You have two primary options to backup your iOS device. You can backup to your computer, or backup using iCloud. Most people will want to backup to their computer. But frequent travelers and those without a computer will want to use the iCloud method. You can also backup to both.
Hi this is Gary with MacMost Now. On today’s episode let’s look at the difference between iCloud and iTunes backup for your iPhone and figure out which one you should use.
So I get questions about whether or not you should be using the iCloud backup option or just regular iTunes backup to your computer for your iPhone or other iOS device. I also find a lot of people using the wrong one. It is important to understand the difference between the two and figure out which one you should use.
First it is important to understand that there are actually three ways that your data can be backed up. The first way is if you use Cloud Services. Now watch episode 835 and it explains how Cloud Services works like iCloud. Things like contacts and events with iCloud are saved on the server. So you don’t actually have to back them up because they are not actually just on you iPhone. They are also in the cloud. If you were to loose your iPhone and get a new one you would just sign into your iCloud account and you have all that stuff there. So you don’t really have to backup that stuff up because is it automatically backed up by its very nature.
But there are things on your iPhone that do need to be backed up. For instance your Settings or Apps that you may have downloaded and saved documents and saved other pieces of information say even games that have saved game states that is all saved on your iPhone. That needs to be backed up as well. Of course there are pictures that you have taken on your iPhone that you haven’t yet uploaded to iPhoto on your Mac or to your PC.
Then there is a third set of things on your iPhone that don’t get backed up no matter which method you use because these don’t need to be. These are things like music that you’ve purchased or music that you uploaded from your computer or Apps that you have downloaded. These are things that you’ve got copies of already so they don’t need to be backed up. If you are syncing photos from iPhoto on your Mac to your iPhone those photos should be in iPhoto on your Mac so there is no need to create another copy, a third copy of them, as a backup to your iPhone.
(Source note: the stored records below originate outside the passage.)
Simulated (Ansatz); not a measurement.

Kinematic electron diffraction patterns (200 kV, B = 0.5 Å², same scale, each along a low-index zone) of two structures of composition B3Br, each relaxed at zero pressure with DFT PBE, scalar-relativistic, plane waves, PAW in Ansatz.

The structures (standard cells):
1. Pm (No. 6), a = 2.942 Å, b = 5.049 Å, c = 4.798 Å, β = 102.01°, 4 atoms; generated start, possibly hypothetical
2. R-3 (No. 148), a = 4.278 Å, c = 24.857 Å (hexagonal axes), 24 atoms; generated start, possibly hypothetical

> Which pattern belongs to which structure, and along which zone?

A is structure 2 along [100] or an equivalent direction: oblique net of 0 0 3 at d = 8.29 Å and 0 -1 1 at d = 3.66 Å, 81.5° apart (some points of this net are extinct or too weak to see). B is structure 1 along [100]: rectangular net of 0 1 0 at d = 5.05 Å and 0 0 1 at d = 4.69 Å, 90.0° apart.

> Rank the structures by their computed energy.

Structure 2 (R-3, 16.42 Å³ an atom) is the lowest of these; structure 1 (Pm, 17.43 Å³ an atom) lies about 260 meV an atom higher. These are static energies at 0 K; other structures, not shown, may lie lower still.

The same thing for Apps. Those apps exist on Apple servers. You download them, you update them. There is no reason for you to have a personal backup of that app because if you were to loose your iPhone you would simple restore the iPhone and then redownload those apps. Those apps are available for you to download again. There is no reason to have a backup copy of your own.
So let’s take a look at iTunes now. I’ve connected my iPhone to iTunes and I’ve turned on the left side bar in the View menu so I can easily select the iPhone here. I’ve gone to the Summary page. This gives you all the different options for backup.
So one of the things you will see here under Backups area you can see you can choose between iCloud and This Computer. This computer is the old way of doing it and the current way for most people and also allows you to create an encrypted backup here locally as well. You can switch to doing an iCloud backup.
It is important realize that if you switch to doing an iCloud backup it doesn’t mean that you can’t do both. If you switch to doing an iCloud backup that is the automatic setting. But you will still be able to come here and hit this Back Up Now button to backup or you can Control click on the iPhone itself and get the option to backup to your Mac. So you can still manually backup to your Mac while automatically backing up to iCloud.
You also have some options here below. For instance you can turn on Sync with this iPhone over Wi-Fi so you don’t actually have to connect physically a cable to your Mac. It is just enough for them to be on the same network and then you can perform you sync including the backup.
You can also set it to Automatically sync when this iPhone is connected which can make backups even more convenient. If you don’t have a computer so you can’t access those settings you can go in your iPhone to Settings app under iCloud and you see the Storage & Backup option there and that is where you can switch on the iCloud backup.
So which one should you be using. Well in most cases you should just use the regular iTunes backup, not the iCloud backup. What the iCloud backup is great for is for someone that either doesn’t have a computer to backup their iPhone to or they travel so much or are away from their computer so much that they rarely get to backup their iPhone that way. Someone that travels all the time can backup using Wi-Fi at work, at home, at hotels, at other places they stay and you don’t have to worry about being away from your computer for weeks on end and not getting a backup.
But otherwise if you do have your computer readily available the standard iTunes backup is fine.
Using iCloud backup is going to be slower because it is going to be over Wi-Fi and then over your internet connection and if you have say at home limited bandwidth with your internet there then it can really slow things down or eat away at your bandwidth allotment. This can really be a problem if you take a lot of pictures with your iPhone, especially pictures and video, because those files are large and as long as you are in your camera roll and there are things that haven’t been backed up elsewhere that means they are going to be backed up over iCloud, over that internet connection which is going to be slow.
So regular iTunes backup is fine for most people especially if you sync everyday or at least several times week which you should be doing anyway for other reasons. If you travel a lot though iCloud backup is a good alternative and if you travel sometimes it might be a good idea to actually use both. Just remember to do your manual backup to your Mac every once in a while when you sync.
The most important thing to do is to at least use one of these options and do it regularly so that if you loose your iPhone, and it is so easy to do that, then you have all your data.